Morales’ resignation leaves a vacuum of power in Bolivia

Violent protests continue after former President Evo Morales leaves the country after what he is referring to as a “coup.”

Government building Bolivia Bolivia's government is left without a leader after Morales resigned. Plaza Murillo, La Paz. Photo courtesy of Deposit Photos.

Bolivia is in turmoil after a weekend of shifting loyalties, resignations and violent protests and most poignantly, after Evo Morales, Bolivia’s first indigenous president, stepped down from his post after holding office for 14 years.

Tensions rose at the end of last week as sources confirmed that Bolivian police began to side with anti-government groups, a signal that Morales had lost control of the situation in his country. On Saturday November 9, Morales televised an address alongside four other political parties to defend democracy in Bolivia, but the majority – including rival and presidential runner-up Carlos Mesa – refused to participate. 

Read more: Bolivia’s election protests divide the nation

The same day, the Organization of American States (OAS), who came to Bolivia to audit the elections, released a preliminary report that exposed technical issues in the electoral process. It said that the authentication of votes was generally weak, and some electoral data was sent through unauthorized servers, meaning that not all the data flow was monitored and therefore susceptible to possible fraud. 

Morales agreed to new elections, but his announcement did little to stifle the protesters, who wanted the president to step down definitively. According to the New York Times, later that day, the commander of the Bolivian Military, General Williams Kaliman, suggested that the president step down to restore “peace and stability and for the good of our Bolivia.”
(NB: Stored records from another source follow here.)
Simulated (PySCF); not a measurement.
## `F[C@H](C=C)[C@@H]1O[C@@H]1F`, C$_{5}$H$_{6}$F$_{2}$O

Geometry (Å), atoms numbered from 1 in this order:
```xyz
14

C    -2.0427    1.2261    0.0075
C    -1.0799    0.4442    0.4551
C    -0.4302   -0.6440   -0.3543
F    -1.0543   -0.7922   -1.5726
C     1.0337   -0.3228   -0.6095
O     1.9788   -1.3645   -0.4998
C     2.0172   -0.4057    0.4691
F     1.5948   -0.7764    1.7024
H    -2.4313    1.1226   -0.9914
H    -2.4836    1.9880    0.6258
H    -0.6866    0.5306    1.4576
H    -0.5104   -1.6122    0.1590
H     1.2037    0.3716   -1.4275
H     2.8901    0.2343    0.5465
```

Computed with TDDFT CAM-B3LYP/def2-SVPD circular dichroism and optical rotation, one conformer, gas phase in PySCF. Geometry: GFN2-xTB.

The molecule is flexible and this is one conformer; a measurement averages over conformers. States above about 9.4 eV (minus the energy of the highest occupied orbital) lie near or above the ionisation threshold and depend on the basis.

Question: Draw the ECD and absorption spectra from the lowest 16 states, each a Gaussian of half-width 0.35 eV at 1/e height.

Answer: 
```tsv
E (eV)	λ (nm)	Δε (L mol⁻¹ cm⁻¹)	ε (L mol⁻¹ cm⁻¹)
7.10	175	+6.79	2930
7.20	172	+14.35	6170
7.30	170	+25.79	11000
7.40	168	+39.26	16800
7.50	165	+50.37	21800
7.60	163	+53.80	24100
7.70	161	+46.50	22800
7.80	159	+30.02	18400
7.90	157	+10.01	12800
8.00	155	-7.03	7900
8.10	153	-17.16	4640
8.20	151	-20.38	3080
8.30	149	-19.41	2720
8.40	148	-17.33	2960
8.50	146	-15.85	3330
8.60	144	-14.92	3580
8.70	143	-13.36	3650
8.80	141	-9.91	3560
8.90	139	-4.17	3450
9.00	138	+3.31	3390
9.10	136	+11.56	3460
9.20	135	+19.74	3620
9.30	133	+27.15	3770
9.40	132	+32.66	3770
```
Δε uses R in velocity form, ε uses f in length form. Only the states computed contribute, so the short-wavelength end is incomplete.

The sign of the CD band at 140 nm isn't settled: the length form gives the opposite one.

Having lost the support of both the police and the military, Morales resigned, along with his vice president and at least ten other politicians from his party, claiming that he hoped his resignation would prevent further violence. In a televised address reported on by the Economist, Morales referred to the situation as a “civic, political and police coup.” “My sin is being indigenous, a union leader and a coca farmer,” he added.

The Mexican government also views the situation as coup, and granted Morales political asylum, sending a plane to pick him up on Monday night.

This leaves Bolivia in a state of flux, as all of the politicians next in line to take over leadership of the country have also resigned. 


According to the New York Times, the Bolivian armed forces will begin joint patrols around the city to maintain order.